Jim Hens Takes Potential World Record Bighorn in Missouri River Breaks

For more than $300,000, Jim Hens bought the Montana Governor's tag and took this incredible, 202-inch Missouri River Breaks bighorn in September. But Hens didn't just fly in and execute a ram. He spent days scouting and years preparing for this bowhunt. His effort paid off as this ram has the potential to be a Pope and Young world record. It would be his third Pope and Young world-record sheep and it also makes him the first archer to break the 700 Club (taking the four North American sheep species and amassing at least 700 inches of horn).

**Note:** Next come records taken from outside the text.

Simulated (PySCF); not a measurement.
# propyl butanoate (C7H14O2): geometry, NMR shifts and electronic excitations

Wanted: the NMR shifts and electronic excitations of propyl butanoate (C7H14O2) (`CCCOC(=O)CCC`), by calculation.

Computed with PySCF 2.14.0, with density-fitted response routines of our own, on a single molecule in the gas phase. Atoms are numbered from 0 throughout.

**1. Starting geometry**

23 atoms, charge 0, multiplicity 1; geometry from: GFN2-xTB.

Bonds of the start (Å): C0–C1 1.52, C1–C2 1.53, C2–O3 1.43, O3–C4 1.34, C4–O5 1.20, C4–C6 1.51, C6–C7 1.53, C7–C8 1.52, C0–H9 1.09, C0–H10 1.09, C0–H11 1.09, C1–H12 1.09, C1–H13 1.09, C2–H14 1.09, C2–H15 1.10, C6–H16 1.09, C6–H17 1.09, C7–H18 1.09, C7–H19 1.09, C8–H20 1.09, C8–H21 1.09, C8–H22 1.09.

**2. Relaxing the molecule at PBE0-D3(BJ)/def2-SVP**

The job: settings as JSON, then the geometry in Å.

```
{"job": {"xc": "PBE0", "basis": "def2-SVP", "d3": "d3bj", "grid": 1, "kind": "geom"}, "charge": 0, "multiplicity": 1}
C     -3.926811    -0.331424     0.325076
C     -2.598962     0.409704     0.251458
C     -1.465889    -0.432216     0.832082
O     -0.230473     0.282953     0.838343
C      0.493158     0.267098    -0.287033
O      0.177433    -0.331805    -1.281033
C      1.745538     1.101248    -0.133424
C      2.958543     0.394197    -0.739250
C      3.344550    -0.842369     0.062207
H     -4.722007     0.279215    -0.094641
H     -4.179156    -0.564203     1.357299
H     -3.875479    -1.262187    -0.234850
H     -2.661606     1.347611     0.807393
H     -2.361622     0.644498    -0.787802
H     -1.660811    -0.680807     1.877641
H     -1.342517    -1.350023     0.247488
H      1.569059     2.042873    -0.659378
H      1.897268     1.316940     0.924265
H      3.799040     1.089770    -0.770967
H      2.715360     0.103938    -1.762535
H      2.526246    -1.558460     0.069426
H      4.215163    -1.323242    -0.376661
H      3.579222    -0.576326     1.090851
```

The Governor's bighorn sheep tag is auctioned off each year and it allows the owner to hunt in any legal area he chooses throughout the duration of the state's sheep season. Almost all of the hunters who buy the tag head for the Missouri River Breaks, a series of rock outcroppings, bluffs, and plains carved out by the Missouri River. It is perhaps the best place in the world to kill a trophy bighorn. "It was really strange hunting these inverted mountains," Hens said. "It's like a mini Grand Canyon, I don't know … that's the best I can explain it."
Hens' hunt started three days before the season. He arrived at Chris Faber's Bear Paw Hunts with his wife and kids. Hens spent the next few days hiking around with his family looking for sheep and other wildlife.
Hens would be hunting a mix of public land and private land owned by Faber. For guides, Hens recruited Willie Hettinger and Dustin Roe, two of the top sheep hunters in North America. He also had his friend Tyler Johnerson along on the hunt as well as two other experienced hunting buddies Chris and John. Hens had his hopes set on taking a ram with about 200 inches of horn. "If you can't dream it, you can't make it happen," he said.
On the day before the season opened, a plane buzzed the area Hens and his crew had been scouting and scattered all of the rams they had been watching. "We basically went in blind on opening day," Hens said.
Two days of hard hunting and glassing didn't turn up any "shooter" rams (they were passing 180-inch and 190-inch rams consistently). On the morning of the third day, Hens and his guides glassed a ram that was worth a look. From about a mile away they watched a bighorn they nicknamed "Flare" feed and then bed down on a bluff.
The guides guessed the ram would go about 197 inches, but Hens wanted to make a stalk anyway. Because of the topography of the Breaks, they were easily able to close the distance, trekking across the top of the rim. When they got to about 100 yards of the edge of the rim, they slowed down and stalked in.
But the big ram heard them coming. Once they crested the edge of the bluff, Dustin spotted the ram at 22 yards, it was on its feet and broadside. But because of the angle, Hens couldn't see it. The ram made a break for it, running parallel to the rim of the bluff. Hens ran along the edge of the bluff to get an angle for the shot and Tyler Johnerson gave loud mew to hopefully stop the bighorn.
The ram did stop and turn broadside at just over 80 yards. Hens drew, squeezed the trigger on his release, and watched his arrow disappear behind the ram's shoulder. The bighorn ran 100 yards downhill, wobbled and then fell over dead. "I've taken a lot of criticism for an 80-yard shot. But, the reality is this: you could stalk within 40 yards of a world-record ram, but the bigger an animal gets the smarter it gets. If you want to hunt bigger animals you're going to have to shoot at farther distances. I spend all summer every year practicing at 60 to 100 yards."
With the bighorn down, the guides brought Hens' wife and kids down for photos. Everyone was surprised to see it tape out at more than 202 inches. The standing Pope and Young world record is 199 5/8 inches. "It doesn't even seem real," Hens said. "It almost sounds comical when I tell people I could have three world records."
Hens already holds archery records for Stone sheep and desert bighorn. It's no secret that he spends a lot of money on hunts, and this fact has drawn envy and criticism from other hunters. But Hens argues that the money he spends goes to sheep conservation and only helps the sport. The money he dropped on the Governor's tag allowed Montana to transport about 40 sheep from the overpopulated Wild Horse Island State Park to another range. The state also used the money to buy 300 acres of private property for sheep conservation. "They really do the right thing to preserve this resource and you can tell by looking at the Breaks," Hens said.

Jim Hens shot this massive 202-inch bighorn in September in the Missouri River Breaks. It could be his third world record sheep with a bow.